Offline PIC controlled lamps malfunction when plugged in near to power tools

[ocset]

Hello,
We have designed some 40W, offline 230VAC, non isolated LED lamps which have no AC input filter. (-because they are  based on linear current regulators). They  can be dimmed up and down by a microcontroller which receives DALI input signals. We had some builders in to our factory to do some work, and whenever they operated their heavy machinery such as drills and angle grinders, our LED lamps began to turn ON and OFF , -ie malfunction.

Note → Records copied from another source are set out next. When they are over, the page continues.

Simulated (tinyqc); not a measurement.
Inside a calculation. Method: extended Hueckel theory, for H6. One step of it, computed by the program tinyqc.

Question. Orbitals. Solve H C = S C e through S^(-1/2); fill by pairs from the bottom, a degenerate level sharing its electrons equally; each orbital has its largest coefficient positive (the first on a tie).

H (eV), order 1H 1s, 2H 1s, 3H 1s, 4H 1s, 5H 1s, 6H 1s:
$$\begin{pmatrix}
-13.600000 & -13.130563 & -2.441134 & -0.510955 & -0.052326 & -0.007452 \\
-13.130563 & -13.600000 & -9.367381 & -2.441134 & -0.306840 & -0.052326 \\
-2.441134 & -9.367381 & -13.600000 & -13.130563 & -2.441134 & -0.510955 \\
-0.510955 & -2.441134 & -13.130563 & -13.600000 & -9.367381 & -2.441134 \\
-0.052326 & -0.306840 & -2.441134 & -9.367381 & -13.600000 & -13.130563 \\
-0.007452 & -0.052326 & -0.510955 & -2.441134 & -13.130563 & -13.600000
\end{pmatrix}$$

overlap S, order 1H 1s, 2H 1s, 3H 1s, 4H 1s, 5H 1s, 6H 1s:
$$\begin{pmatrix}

The micro  in the lamp is PIC16F18856.

The ones that malfunctioned had software in them which is written by our remote software contractor. We  actually loaded some of our own  simple software into the lamps, and this software did not malfunction. Our simple software simply repeatedly dims the lamp up and down.
Why did our software work fine, when our  contractor’s software malfunctioned?
Our simple software actually declares the ports to inputs or outputs  in just the same way as the contractor’s software…..the  difference was that our software does not  actually read from the ports declared as inputs.
There aren’t that many inputs to the microcontroller….just the DALI RX signal, the MCP9700 temperature sensor signal, and the SFH5711  light sensor signal.
Why did our contractors software malfunction, but our software did not malfunction?
Is there something about the universally available DALI software libraries which is overly noise sensitive? Maybe the DALI software libraries just read the DALI signal with one read per bit….instead of taking multiple reads during a bit  to really check that a bit is high or low…..ie, to check that a “high” or low  input isn’t just a noise-spike input.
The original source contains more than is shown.